His address pronounced a revelation pertaining to tithing. It was repeated in different words but with the same force and meaning when President Snow later returned to Salt Lake City. It was approved as revelation by unanimous vote of the Mutual Improvement Association conference in Salt Lake City on May 30, 1899. In the Salt Lake Temple on July 2, 1899, it was accepted as revelation by all the General Authorities of the Church, representatives of all its 40 stakes and 478 wards, and the auxiliary organizations.

President Snow went to southern Utah at a time when members there were in dire straits. Crops had failed in severe droughts. Streams and wells had run dry. Starvation loomed as an ominous possibility.

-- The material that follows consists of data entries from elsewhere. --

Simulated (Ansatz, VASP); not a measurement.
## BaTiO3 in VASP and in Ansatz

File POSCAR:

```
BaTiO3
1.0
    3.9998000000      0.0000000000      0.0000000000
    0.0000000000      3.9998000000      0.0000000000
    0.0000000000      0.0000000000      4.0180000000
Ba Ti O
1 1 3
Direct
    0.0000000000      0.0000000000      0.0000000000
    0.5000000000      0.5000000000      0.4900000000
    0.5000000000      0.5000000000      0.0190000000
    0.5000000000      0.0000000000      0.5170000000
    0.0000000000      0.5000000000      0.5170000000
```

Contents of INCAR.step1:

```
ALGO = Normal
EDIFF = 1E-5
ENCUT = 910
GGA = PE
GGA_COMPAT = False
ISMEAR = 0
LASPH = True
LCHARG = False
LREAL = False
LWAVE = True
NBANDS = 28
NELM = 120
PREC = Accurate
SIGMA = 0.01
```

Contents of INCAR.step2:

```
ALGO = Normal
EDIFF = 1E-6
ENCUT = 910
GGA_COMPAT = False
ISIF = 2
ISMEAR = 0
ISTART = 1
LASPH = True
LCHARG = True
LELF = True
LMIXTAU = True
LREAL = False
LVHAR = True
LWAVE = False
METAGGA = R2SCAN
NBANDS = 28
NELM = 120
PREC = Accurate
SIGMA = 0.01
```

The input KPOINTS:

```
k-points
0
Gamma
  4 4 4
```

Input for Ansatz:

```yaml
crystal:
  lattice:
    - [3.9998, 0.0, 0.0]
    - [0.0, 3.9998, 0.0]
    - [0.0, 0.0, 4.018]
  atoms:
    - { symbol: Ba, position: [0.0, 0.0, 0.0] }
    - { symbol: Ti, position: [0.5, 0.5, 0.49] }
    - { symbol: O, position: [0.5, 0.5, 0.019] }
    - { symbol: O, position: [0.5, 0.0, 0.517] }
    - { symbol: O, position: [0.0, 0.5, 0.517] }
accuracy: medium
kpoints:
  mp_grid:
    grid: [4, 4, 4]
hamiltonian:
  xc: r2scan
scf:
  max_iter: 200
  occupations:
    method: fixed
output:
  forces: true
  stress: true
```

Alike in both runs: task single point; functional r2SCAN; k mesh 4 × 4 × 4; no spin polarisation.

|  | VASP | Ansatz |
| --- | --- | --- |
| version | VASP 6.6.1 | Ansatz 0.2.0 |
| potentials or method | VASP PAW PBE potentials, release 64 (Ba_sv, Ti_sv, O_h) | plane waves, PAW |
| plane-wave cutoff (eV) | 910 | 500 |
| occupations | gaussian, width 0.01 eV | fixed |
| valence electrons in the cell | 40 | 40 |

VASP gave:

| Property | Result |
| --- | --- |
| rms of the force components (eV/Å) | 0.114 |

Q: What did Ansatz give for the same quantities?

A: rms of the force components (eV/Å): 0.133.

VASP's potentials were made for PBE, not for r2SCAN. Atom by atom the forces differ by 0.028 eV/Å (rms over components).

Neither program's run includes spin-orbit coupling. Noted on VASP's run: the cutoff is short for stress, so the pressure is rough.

A cloud of debt darkened daily existence and future prospects. The Church as a whole and members individually had endured financially difficult times in preceding years. Those difficulties were spawned, primarily, by the depression of the 1890s and, secondarily, by the federal government's confiscating Church funds. Many members ceased paying tithing.

In taking his concerns for the Church's financial matters to the Lord in prayer, President Snow was inspired to go to St. George. Lorenzo Snow, the man, might have consoled the people in such impoverished circumstances but Lorenzo Snow, the prophet, pronounced the Lord's displeasure with the members for failing to pay their tithing. In the opening session of the conference, President Snow said that the purpose of his visit to St. George was not clearly known to him, but it would be made known "during our sojourn with you."

President Snow's son, LeRoi, wrote in the Church News of Jan. 20, 1934: "It was during one of these meetings that my father received the renewed revelation on tithing. I was sitting at a table reporting the proceedings, when all at once father paused in his discourse, complete stillness filled the room. When he commenced to speak again his voice strengthened and the inspiration of God seemed suddenly to come over him, as well as over the entire assembly.

"Then he revealed to the Latter-day Saints the vision that was before him. God manifested to him there and then the purpose of the call to visit the Saints in (southern Utah). He told them that he could see, as he had never realized before, how the law of tithing had been neglected by the people, also that the Saints, themselves, were heavily in debt, as well as the Church, and now through strict obedience to this law — the paying of a full and honest tithing — not only would the Church be relieved of its great indebetedness, but through the blessings of the Lord this would also be the means of freeing the Latter-day Saints from their individual obligations and they would become a prosperous people." The message President Snow delivered is one we must heed. As he pointed out in his discourse, it was "the word of the Lord." The Lord has always required the payment of tithes, which is one-tenth of all one's interest annually, or profit, compensation or increase. (See D&C 119.)

President Brigham Young taught: "The Lord Almighty never had His kingdom on the earth without the law of tithing being in the midst of His people, and He never will. It is an eternal law that God has instituted for the benefit of the human family, for their salvation and exaltation." (Journal of Discourses 14:89.)

President Joseph F. Smith said: "There is a great deal of importance connected with this principle, for by it ye shall know whether we are faithful or unfaithful...." (Gospel Doctrine, 1970 edition, p. 225.)

The Lord said: "He that hath my commandments, and keepeth them, he it is that loveth me...." (John 14:21.)

The payment of tithing not only is a way that we can demonstrate our love of the Lord, but also — in this day and age when so much emphasis is placed on materialism — a way to help us set our hearts upon the things of the Lord.